The Blurb On The Back:
”In this job, festering skeletons have a nasty habit of tumbling out, sooner or later. So think carefully – is there anything you need to tell me?”
Four best friends with perfect lives.
A once in a lifetime opportunity.
Who can resist the call of fame and fortune?
When Liv, Hetty, Jez and Duffy audition for a new reality TV show, they’re confident they can handle the pressure of being in the public eye. After all, they don’t have anything to hide. Do they? But that’s before Cass produces the photo of the body …
You can buy THIS CARELESS LIFE by Rachel McIntyre from Amazon UK and Waterstones. I earn commission on any purchases made through these links.
The Review (Cut For Spoilers):
It’s 10am on 1 July.
18-year-old Olivia ‘Liv’ Dawson-Hill lives a gilded, privileged life. Her dad runs an agricultural business and her mum is a race-horse breeder. She lives in her own house next to theirs on what is essentially an estate and runs a successful beauty vlog called Miss Olivia Loves, which has over a million followers and got nominated for a national award the year before.
Having just finished her A Levels and knowing she’s done badly, university isn’t an option for Liv and a recent bad breakup means she’s keen to move on and prove herself to be a success. So when she sees an advert inviting audition pieces for a group of 4 friends to be on a new show called THIS CARELESS LIFE, to be shot over the 6 week school holiday period, she sees it as her shot at fame and fortune or, if not, then at least promoting her vlog and getting more followers.

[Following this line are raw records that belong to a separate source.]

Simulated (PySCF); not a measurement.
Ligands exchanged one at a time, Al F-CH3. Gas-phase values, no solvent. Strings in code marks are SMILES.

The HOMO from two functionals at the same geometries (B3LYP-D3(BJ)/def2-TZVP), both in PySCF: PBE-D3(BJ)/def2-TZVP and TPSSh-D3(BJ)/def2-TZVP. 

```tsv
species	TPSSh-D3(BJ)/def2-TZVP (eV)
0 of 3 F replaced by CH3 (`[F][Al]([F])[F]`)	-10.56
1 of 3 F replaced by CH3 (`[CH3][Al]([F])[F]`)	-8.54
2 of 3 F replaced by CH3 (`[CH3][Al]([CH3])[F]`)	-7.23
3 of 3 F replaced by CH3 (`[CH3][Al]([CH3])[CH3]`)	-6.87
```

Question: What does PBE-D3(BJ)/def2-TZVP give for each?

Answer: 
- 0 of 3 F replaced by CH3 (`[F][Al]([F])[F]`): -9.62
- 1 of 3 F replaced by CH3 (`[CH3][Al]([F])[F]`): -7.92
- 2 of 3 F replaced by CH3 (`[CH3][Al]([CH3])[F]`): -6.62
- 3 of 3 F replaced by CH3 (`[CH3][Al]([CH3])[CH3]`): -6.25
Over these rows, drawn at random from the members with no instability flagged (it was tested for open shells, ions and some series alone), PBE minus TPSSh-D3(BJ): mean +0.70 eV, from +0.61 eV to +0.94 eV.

She persuades best friend Hetty Barraclough (who lost her dad in a road accident a year earlier and whose mother, Rose Barraclough, is an MP for the anti-immigration Britannia Party), Declan ‘Duff’ Duffy (a notorious lad best known for his sporting achievements at the school they all attend) and Jeremiah ‘Jez’ Livingstone (the son of a lawyer and a judge who runs his own charity and has a place to study law at Cambridge that autumn) to audition with her. The gilded lives that all four lead result in their being shortlisted and Live is told that the production company that there will be a further interview with all four of them to see if they’re good TV material.
So when Cassandra ‘Cass’ Verity turns up to do the final interview with them, they are all excited and nervous, especially as Cass tells them that she needs to ask harsh questions to make sure they’re completely prepared. But as Cass starts to ask her questions, it becomes clear that each of the four has a secret that they’re anxious no one discover – a secret that no one else could possibly know – and as Cass continues with her questions, they each become more and more uncomfortable. And then Cass produces a photo of what seems to be a dead body …
Rachel McIntyre’s standalone YA novel is a heavy-handed morality tale inspired by AN INSPECTOR CALLS with a supernatural twist. Unfortunately the characters are poorly drawn and little more than selfish, rich kid stereotypes, the revelation is pretty easy to guess and the resolution is pretty unsatisfying. Ultimately the book’s just a bit too stiff and leaden for me and as a result I didn’t really enjoy it.
The big issue with the book is that Olivia, Hetty, Jez and Duff are all such baldly drawn rich kid stereotypes that it’s difficult to care about them or their respective secrets. Each is vain, fame-obsessed, selfish and uncaring of others and although the whole arc of the book is for Cass to make them realise the consequences of this, at no point does it seem credible that they would change their behaviour based on what happens. This is reinforced by the way McIntyre ends the book – there’s no follow up on what’s going to happen to them all now they know what they’ve done so it makes it very difficult to buy into any long-term shift in their attitude. In addition, the common link between all four characters is passively written, there to be the victim of each of them and little else, which makes for a dull read, especially as there’s nothing to indicate where her story is going afterwards or whether her situation is actually gong to improve. Finally Cass is little more than a narrative device, there to reveal the backstory that links the friends with each other and provide some moral disapproval but it’s not really clear what the purpose of Cass’s actions are or why she does them because McIntyre decides to leave it open ended, which I found a little frustrating.
If you’re familiar with the plot of AN INSPECTOR CALLS then it’s clear where the story is going and that obvious allusion takes away a lot of the potential tension. The supernatural element is cursory and not really explored, again existing as a plot device for the revelations rather than any world building. Pacing is stilted because the plot is developed through flashbacks and the interview device to get to them feels quite artificial.
The thing I find a shame with the book is that there was scope to explore some interesting ideas – Hetty’s far right, anti-immigration MP mother and the fact that Liv’s father seems to use modern slave labour being the big two examples – but they get skirted instead, even though they do go to the heart of two of the secrets in the book and would seem to have an important bearing on any change that the characters want to make to their lives.
Ultimately this book just didn’t work for me and I can’t say that I really enjoyed it.